Jane Ashley, the fashion designer's eldest daughter, said yesterday her mother, who died in 1985 aged 60, would have been "appalled" that Mr Robertson was part of the company. Ms Ashley, 45, a photographer, is credited with the successful marketing of Laura Ashley products in the company's heyday, when she shot the dreamy, rural images that became its hallmark.

She also chairs the Laura Ashley Foundation, a charity set up to honour her mother's values. At Laura Ashley's AGM on Thursday, the foundation's six trustees, including Sir Bernard Ashley, voted for Mr Robertson's removal from the board.

Their opposition springs from Mr Robertson's views on gays, lesbians and other minority groups, which yesterday led the Bank of Scotland to severe its controversial business links with the preacher. Executives from the bank travelled to Virginia, where they told Mr Robertson they no longer wanted to work with him or gain access to his database of potential customers in America.

During a television show on his Virginia-based Christian Broadcasting Network, he had called Scotland a "dark land" where gays dominated and he attacked Europe for its tolerance of homosexuality.

Despite these statements, Mr Robertson, who has two million shares in Laura Ashley, worth about pounds 275,000, survived the AGM vote, which he did not attend. His survival was thanks to the support of Laura Ashley's largest shareholder, Malayan United Industries. Dr Khoo Kay Peng, chairman of MUI, recruited Mr Robertson, a personal friend, as a non-executive director in January, apparently because he believed the right-wing preacher's traditional family values fitted well with the ethos of the company.

Yesterday Jane Ashley said: "My mother would have been absolutely appalled by someone like Pat Robertson pasticheing her values. She valued family in the widest sense, including the extended family. She was strongly in favour of religious freedom and would have been appalled at Mr Robertson's attitudes to Jews and Muslims. She would have felt, like me, that people's personal lives were their own business and that no one, neither Pat Robertson nor anyone else, should dictate to them about how they should lead their life."

Another trustee, Martin Jones of the Camelot Foundation, an independent charity that distributes National Lottery profits, also spoke out. Mr Jones said: "As a charitable foundation which stands up for disadvantaged communities, we cannot run the risk of appearing, by association, hostile to lesbian and gay communities. We cannot afford for them to think it is not worth bothering to ask us for help.

"As a gay man it is also important for me to carry my values into public life. Particularly after the Soho bomb attack, one must take a stand against the antagonistic attitudes set out by Mr Robertson. When one remembers what happened to homosexuals in the Nazi concentration camps, there is a lesson for all of us."

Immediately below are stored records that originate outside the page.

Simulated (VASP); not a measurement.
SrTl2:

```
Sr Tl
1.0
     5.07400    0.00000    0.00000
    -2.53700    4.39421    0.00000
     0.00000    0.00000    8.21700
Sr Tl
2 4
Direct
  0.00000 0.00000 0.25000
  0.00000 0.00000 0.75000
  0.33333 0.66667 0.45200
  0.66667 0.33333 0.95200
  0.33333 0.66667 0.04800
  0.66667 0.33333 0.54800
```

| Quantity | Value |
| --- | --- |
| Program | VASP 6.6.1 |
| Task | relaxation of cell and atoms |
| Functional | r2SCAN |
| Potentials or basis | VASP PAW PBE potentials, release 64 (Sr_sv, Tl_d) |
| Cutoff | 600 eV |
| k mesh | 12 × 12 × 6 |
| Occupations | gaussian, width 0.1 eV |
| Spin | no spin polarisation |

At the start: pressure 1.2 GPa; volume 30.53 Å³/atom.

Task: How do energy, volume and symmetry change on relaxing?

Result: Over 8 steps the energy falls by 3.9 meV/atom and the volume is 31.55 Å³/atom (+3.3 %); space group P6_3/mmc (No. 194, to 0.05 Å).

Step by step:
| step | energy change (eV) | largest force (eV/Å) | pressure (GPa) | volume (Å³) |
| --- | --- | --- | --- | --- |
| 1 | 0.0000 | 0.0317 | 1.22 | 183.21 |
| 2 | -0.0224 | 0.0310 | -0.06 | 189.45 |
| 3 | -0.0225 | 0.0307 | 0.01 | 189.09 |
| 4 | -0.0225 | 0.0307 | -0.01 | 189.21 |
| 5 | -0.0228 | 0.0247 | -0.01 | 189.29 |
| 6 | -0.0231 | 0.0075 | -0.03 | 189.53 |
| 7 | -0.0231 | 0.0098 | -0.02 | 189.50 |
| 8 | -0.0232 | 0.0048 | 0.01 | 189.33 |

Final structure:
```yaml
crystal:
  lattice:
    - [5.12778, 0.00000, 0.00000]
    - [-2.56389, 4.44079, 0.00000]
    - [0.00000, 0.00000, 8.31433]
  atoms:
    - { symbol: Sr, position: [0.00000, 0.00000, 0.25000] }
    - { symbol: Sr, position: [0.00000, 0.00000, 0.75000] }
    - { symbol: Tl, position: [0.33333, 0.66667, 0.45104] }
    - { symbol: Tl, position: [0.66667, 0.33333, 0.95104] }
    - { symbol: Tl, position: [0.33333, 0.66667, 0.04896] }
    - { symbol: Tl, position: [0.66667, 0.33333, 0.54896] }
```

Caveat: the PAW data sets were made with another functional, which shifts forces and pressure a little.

Jane Ashley said the trustees would continue to seek Mr Robertson's removal despite the AGM vote. She said: "I can only imagine how much money the Bank of Scotland has lost through its association with Mr Robertson. If the bank has now broken off its partnership, then surely Laura Ashley is going to wonder whether it can afford to carry this liability much longer. I hope he goes soon."

Mr Robertson's fate is not, however, in her hands. Laura Ashley's family, which still holds an 11 per cent stake in the company, lost control last year as the firm made heavy losses in the American market after expanding too rapidly. Creditors demanded the business cut its losses and all its US interests were sold recently for $1 in a management buyout.

When Laura Ashley was family-owned, it prided itself in being community oriented. Its factories in Powys in mid-Wales were seen as model employers, placed there in an attempt to reduce rural depopulation. The company engendered strong local loyalty. In recent years, however, the troubled finances of the company have led to several of the factories being sold after the company announced that it intends to cease manufacturing in Britain.

Workers at the main Powys factories in Carno and Newtown are still awaiting news of their fate.